Skip to main content

Install in Docker Compose

This guide provides step-by-step instructions for deploying the vLLM Semantic Router with Envoy AI Gateway on Docker Compose.

Common Prerequisites​

  • Docker Engine: see more in Docker Engine Installation

  • Clone repo:

    git clone https://github.com/vllm-project/semantic-router.git
    cd semantic-router
  • Download classification models (β‰ˆ1.5GB, first run only):

    make download-models

    This downloads the classification models used by the router:

    • Category classifier (ModernBERT-base)
    • PII classifier (ModernBERT-base)
    • Jailbreak classifier (ModernBERT-base)

Requirements​

  • Docker Compose v2 (docker compose command, not the legacy docker-compose)

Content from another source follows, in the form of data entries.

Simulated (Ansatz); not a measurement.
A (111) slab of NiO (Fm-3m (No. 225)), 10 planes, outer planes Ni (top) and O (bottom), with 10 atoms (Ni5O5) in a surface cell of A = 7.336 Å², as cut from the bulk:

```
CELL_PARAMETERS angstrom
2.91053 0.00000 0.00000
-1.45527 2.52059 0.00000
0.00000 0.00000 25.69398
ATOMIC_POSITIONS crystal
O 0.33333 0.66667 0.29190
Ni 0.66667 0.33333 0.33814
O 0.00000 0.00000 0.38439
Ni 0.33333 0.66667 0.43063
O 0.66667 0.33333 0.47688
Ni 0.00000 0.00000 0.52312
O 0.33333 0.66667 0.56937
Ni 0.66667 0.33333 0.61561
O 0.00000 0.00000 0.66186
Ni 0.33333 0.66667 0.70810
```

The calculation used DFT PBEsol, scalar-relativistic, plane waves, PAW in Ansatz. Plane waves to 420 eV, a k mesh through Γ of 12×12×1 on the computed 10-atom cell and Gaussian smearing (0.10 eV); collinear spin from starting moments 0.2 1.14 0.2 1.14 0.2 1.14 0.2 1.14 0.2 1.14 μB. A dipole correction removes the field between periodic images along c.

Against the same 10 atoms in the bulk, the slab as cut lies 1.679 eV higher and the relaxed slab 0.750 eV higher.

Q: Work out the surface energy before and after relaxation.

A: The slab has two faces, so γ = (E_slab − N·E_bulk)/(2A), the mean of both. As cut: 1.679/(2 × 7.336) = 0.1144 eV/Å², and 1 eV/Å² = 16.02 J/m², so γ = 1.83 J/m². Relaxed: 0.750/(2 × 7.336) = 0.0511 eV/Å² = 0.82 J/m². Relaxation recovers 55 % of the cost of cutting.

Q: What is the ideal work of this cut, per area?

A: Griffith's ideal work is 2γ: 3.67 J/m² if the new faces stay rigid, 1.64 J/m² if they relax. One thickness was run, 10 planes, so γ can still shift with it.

    Install Docker Compose Plugin (if missing), see more in Docker Compose Plugin Installation

    # For Debian / Ubuntu
    sudo apt-get update
    sudo apt-get install -y docker-compose-plugin

    # For RHEL / CentOS / Fedora
    sudo yum update -y
    sudo yum install -y docker-compose-plugin

    # Verify
    docker compose version
  • Ensure ports 8801, 50051, 19000, 3000 and 9090 are free

Start Services​

# Core (router + envoy)
docker compose up --build

# Detached (recommended once OK)
docker compose up -d --build

# Include mock vLLM + testing profile (points router to mock endpoint)
CONFIG_FILE=/app/config/config.testing.yaml \
docker compose --profile testing up --build

Verify​

  • gRPC: localhost:50051
  • Envoy HTTP: http://localhost:8801
  • Envoy Admin: http://localhost:19000
  • Prometheus: http://localhost:9090
  • Grafana: http://localhost:3000 (admin / admin for first login)

Common Operations​

# View service status
docker compose ps

# Follow logs for the router service
docker compose logs -f semantic-router

# Exec into the router container
docker compose exec semantic-router bash

# Recreate after config change
docker compose up -d --build

# Stop and clean up containers
docker compose down